Darkwood Review

Being stuck in a seemingly never-ending forest with hordes of demented and supernatural killers on your tail is never a pleasant-sounding way to spend a night.

That’s what you get in Darkwood, a top-down survival horror first seen on Steam in 2014 and recently making an appearance on a Nintendo system for the first time after being announced in a Nindies Direct in March.

Anything out of your light path becomes invisible on the screen, meaning anything can creep up on you.

Like the majority of survival horrors, the player’s success depends on their interaction with the environment, picking up items to refill their health, weapons to defend themselves and tools to make it into new areas. This is a slow-burner of a horror. Much like in any good horror game, a lot of the chills and scares come in the form of twigs snapping, sudden sounds coming out of the forest or other things which happen just out of your sight. Even if things happen in close proximity, you aren’t guaranteed to be able to see them, as things need to be directly in your line of sight to even appear. As you perform a 360 swivel, things will appear and disappear from the screen in a quite unnerving visual.

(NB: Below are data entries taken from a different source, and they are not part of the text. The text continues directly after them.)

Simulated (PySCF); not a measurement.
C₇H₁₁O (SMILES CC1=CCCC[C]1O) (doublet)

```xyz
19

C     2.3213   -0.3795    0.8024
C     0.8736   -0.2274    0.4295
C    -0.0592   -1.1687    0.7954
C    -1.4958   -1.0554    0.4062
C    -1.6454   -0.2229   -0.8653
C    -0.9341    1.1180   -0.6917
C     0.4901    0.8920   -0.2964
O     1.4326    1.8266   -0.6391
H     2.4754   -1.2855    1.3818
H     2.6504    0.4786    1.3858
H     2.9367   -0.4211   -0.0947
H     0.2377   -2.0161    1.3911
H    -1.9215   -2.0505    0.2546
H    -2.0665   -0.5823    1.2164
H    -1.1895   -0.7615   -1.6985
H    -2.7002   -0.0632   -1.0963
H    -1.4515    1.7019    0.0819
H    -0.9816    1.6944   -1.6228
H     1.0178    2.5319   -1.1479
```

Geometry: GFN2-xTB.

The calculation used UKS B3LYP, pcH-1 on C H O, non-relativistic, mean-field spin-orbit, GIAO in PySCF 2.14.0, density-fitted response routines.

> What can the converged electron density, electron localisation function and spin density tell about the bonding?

For a lot of the time in Darkwood, the player is on the defensive. Safe houses provide the respite from the horrors of the night, but the windows must be adequately secured by boarding up, in order to buy the chance of holding fort through the night. But you never truly feel safe. There’s nothing quite as chilling as the sound of floorboards creaking or even a door swinging open inside a house that you previously thought was secure, and that’s what Darkwood does best.

Doing deals with travelling merchants forms the core of Darkwood’s upgrade system.

On the other side of the gameplay, there’s no hand-holding at all with the exploration. The map doesn’t actually show your location in the woods, only giving you a clue if you’re near a previously-discovered landmark. That’s a pretty discombobulating experience, particularly when the progression in the game is largely dependent on getting a good grasp of where everything is.

The main problem during the exploration is that too much darkness can be a bad thing. With the heavy reliance on using resources to craft items including torches, for too often players have to focus on a dimly-lit circle in the centre of the screen and being forced to hunt down new resources without being able to see them, kind of the equivalent of Velma in Scooby-Doo feeling around on the floor for her glasses. It’s an immersion-breaker, which is the worst-case scenario for a horror game – yes, there is the sensation that something might be sneaking up on you unseen, but that feeling is overpowered by the frustration of not being able to see the game.

Grisly sights like this are abound in the forest.

Even guns don’t solve the problem when they appear. With ammo so finite and a ‘honing in’ system which means you have to aim down the sights for a short period of time in order to get a clean shot, guns feel like more hassle than their worth. Other obstacles to progress include the health and stamina meters, the latter of which recharges at a slow rate or a snail’s pace if you use it all up. Close-quarters combat uses a bunch of stamina, so conservation always has to be at the front of your mind.

Darkwood is a chilling but at times irritating experience. This is a game which has a lot to show, but it shouldn’t be quite so dark that the player can’t take it all in.


Darkwood £12.99
3.5

Summary

Darkwood is a gripping survival horror, but its presentation is too dark for comfort a lot of the time. Players should spend more time being scared than rummaging for resources.